Student Learning Outcomes
At the completion of this instructional unit students will be able to:
Need to Understand
Even if you aren't planning to conduct experimental research you need to be able to understand it.
Q. Statistics provide an objective way of interpreting a collection of observations. What do we mean by objective and how else might we interpret?
A. Objective implies reliability. Two observers would draw the same conclusions. In contrast subjective observations imply observer bias.
Q. What are three different types of observations that different statistical procedures allow?
A. 1. description of characteristics of data
2. testing of relationships between sets of data
3. testing of differences among sets of data
Q. Write 3 samples of studies that would use each of these types of statistical procedures
A. e.g. average score of students in this class on the midterm would use mean. Examining relationship between fitness and test scores in class would use correlational statistics. Examining differences between midterm scores of males and females in this class would use ANOVA (Those were my answers, but could you tell me in class three examples of your own, huh?)
Q. What would you conclude if I told you that a correlation showed that for every five points a student increased on the fitness scale she increased 3 points on test scores.

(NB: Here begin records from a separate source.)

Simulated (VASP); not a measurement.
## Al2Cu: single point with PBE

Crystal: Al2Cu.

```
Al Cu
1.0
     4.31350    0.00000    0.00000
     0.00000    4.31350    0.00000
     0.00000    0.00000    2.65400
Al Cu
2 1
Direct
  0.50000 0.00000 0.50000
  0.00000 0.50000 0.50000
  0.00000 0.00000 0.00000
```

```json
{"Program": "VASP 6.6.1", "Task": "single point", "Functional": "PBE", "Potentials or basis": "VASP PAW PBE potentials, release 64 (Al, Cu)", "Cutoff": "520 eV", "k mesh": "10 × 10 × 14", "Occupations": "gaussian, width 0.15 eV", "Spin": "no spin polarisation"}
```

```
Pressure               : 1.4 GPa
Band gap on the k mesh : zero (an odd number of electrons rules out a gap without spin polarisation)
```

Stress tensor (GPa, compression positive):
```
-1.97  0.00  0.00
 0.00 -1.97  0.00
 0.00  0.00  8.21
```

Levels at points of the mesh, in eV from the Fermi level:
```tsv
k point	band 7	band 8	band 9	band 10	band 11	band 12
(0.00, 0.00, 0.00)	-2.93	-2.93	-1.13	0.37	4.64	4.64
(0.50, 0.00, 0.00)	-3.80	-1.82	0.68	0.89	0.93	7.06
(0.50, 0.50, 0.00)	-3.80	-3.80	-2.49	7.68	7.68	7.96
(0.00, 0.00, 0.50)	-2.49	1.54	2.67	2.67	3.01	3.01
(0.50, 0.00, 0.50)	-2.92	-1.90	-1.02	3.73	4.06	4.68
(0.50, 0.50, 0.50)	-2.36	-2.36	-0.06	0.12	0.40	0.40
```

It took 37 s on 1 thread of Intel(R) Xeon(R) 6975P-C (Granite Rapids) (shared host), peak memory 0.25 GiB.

A. A perfect relationship existed. Represented graphically it would appear as a straight line. In figures would be a perfect positive correlation, or r = 1.00.
Q. Could you conclude that fitness "caused" the improved
test scores? If not, why not?
A. Now way, dude...but why not?
Q. What would you conclude if I said that for every 5 point increase in fitness your test scores decreased 3 points?
A. Jocks are dumb? Also, a perfect negative correlation.
Q. What would you conclude if I said I'd done a correlation between these scores and found that r = .60?
A. Some relationship but rather low. Why is it low? .6 x .6 = 36% of relationship is explained by these two factors. Rather a low relationship.
Q. What would you suggest if I told you I wanted to see if there was a "relationship" between the teaching method I use with one class and the different teaching method I use with another class?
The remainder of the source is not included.